It doesn’t matter how big your business is, or what kind of company you run. Whether we’re talking about a local taco truck, a national engineering firm, or a global consulting organization, it’s important to treat your business like a brand.
It doesn’t much matter whether you’re selling a product or a service, whether you’re working from a home office, or corporate high-rise. What matters is how your company behaves.

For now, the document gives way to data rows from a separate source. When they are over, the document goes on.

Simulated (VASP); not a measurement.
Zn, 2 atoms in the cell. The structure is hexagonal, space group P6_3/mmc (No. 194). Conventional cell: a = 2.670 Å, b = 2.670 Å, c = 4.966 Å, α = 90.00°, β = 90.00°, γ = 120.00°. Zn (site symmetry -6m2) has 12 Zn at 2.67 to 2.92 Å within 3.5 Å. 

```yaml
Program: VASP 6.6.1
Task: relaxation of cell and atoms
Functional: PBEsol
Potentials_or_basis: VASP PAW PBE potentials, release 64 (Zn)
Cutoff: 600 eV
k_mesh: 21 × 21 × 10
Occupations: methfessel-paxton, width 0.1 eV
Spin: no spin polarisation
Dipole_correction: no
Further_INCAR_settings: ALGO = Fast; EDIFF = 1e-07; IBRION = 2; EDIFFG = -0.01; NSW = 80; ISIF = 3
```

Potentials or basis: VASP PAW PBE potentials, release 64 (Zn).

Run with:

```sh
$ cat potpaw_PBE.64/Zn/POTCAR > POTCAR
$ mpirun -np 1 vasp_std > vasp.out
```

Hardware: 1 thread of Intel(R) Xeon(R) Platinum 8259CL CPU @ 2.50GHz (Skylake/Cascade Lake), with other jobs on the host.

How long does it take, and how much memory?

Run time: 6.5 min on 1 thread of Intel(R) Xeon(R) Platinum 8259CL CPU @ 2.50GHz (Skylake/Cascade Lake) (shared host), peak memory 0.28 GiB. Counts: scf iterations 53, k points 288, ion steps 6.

“A brand for a company is like a reputation for a person. You earn a reputation by trying to do hard things well.” – Jeff Bezos
Thinking about a brand as a “reputation” is the right start. Your company’s reputation is a bi-product of every single detail relative to the business you conduct on a daily basis. At the highest level and from an introductory standpoint, your business is represented through traditional “branded” assets like logos and stationery, through your digital and social presence, and by any means of marketing outreach. This same personality is further conveyed and hopefully reinforced by your people and by your company culture. How do they treat your customers? How do they treat each other?
On a more granular level, brand articulation is evident in the grammar of an email, through an onsite client interaction, and by way of the meeting follow-up, or lack thereof.
“So sure, start with a slogan. But don’t bother wasting any time on it if you’re merely going for catchy. Aim for true instead.” – Seth Godin
Slogans make sense in some instances. In others, it is really about owning your company’s truth, assuming it is truthful, and ownable. Then it’s about making sure your behavior exudes this from every pore, all the time. As Seth says, “aim for true” and build a great reputation on purpose. That’s behaving like a brand.